At a meeting of religious studies teachers there was reflection on changes in the level of Biblical literacy among students coming from primary school. It is hard to imagine they would have met the expectations of Miss Rabbage.
Miss Rabbage would have handed out Bibles that were blue-grey in colour; inside the hardback covers was a diagrammatic history of the Bible in English. It would be more than a decade later, while studying theology, that I would discover that these were copies of the Revised Standard Version of the Bible, a version respected by academics and biblical scholars. In retrospect, it seemed reasonable that this should be the version that we should have read in the junior class at our primary school; there were not many other versions around and Miss Rabbage, our teacher, would have sought the best.
Miss Rabbage taught us about the Acts of the Apostles, including Saint Paul’s travels through Italy to reach Rome. His journey includes a stop at the Three Taverns; his journey was recorded on a map in the Bibles from which we would read with Miss Rabbage. “The Three Taverns” had a reassuring tone to the ears of a small boy at a tiny country primary school in the West of England. “The Three Taverns” conjured up pictures of flat-cap wearing, ruddy faced farmers in old tweed jackets and corduroy trousers in the town on market day. It had about it a sense of the safe and secure.
Did Miss Rabbage not explain that Paul’s journey to Rome would lead to his death? I am sure she did. Perhaps it is part of the genius of childhood to see time as a series of discrete moments rather than as a continuous process. Memories come back as individual, self-contained entities; often without any narrative to link them together.
Think about memories of summer holidays in younger years: the pictures are often vivid. How many memories do people have of the spring that preceded those summer experiences, or of the autumn that followed them?

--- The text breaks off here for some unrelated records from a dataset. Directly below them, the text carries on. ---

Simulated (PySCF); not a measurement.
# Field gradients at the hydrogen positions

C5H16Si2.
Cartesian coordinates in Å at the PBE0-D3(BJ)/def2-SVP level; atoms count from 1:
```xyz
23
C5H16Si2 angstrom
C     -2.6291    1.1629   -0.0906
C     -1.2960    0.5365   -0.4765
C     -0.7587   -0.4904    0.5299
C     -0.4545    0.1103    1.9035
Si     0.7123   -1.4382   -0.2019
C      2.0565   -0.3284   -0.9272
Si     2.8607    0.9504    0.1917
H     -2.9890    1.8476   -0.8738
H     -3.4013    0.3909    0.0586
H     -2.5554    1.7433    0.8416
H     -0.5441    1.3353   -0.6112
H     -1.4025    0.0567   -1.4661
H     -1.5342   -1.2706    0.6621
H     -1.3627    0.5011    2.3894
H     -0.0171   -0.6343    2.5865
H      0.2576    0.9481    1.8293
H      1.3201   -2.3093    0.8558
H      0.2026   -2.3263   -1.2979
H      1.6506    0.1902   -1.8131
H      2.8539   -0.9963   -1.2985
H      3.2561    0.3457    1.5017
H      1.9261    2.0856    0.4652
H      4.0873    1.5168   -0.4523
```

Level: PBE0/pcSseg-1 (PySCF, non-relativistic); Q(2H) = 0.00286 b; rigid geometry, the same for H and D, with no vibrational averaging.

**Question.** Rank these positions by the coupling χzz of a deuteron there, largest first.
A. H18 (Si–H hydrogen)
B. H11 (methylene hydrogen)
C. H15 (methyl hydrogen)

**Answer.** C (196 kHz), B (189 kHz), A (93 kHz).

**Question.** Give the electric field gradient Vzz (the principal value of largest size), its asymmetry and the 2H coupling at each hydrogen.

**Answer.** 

Perhaps one of the reasons that children often have little or no sense of death is that time is the experience of the here and now, there is no sense of time as a process leading to an inexorable end. Tom Stoppard’s character Rosencrantz asks:
Whatever became of the moment when one first knew about death? There must have been one, a moment, in childhood when it first occurred to you that you don’t go on for ever. It must have been shattering – stamped into one’s memory. And yet I can’t remember it. It never occurred to me at all. What does one make of that? We must be born with an intuition of mortality. Before we know the words for it, before we know that there are words, out we come, bloodied and squalling with the knowledge that for all the compasses in the world, there’s only one direction, and time is its only measure.
Is he right? Is there an intuitive knowledge of death? If so, why do The Three Taverns have an enduring happy place in my memories and the ensuing death of Paul have no place at all?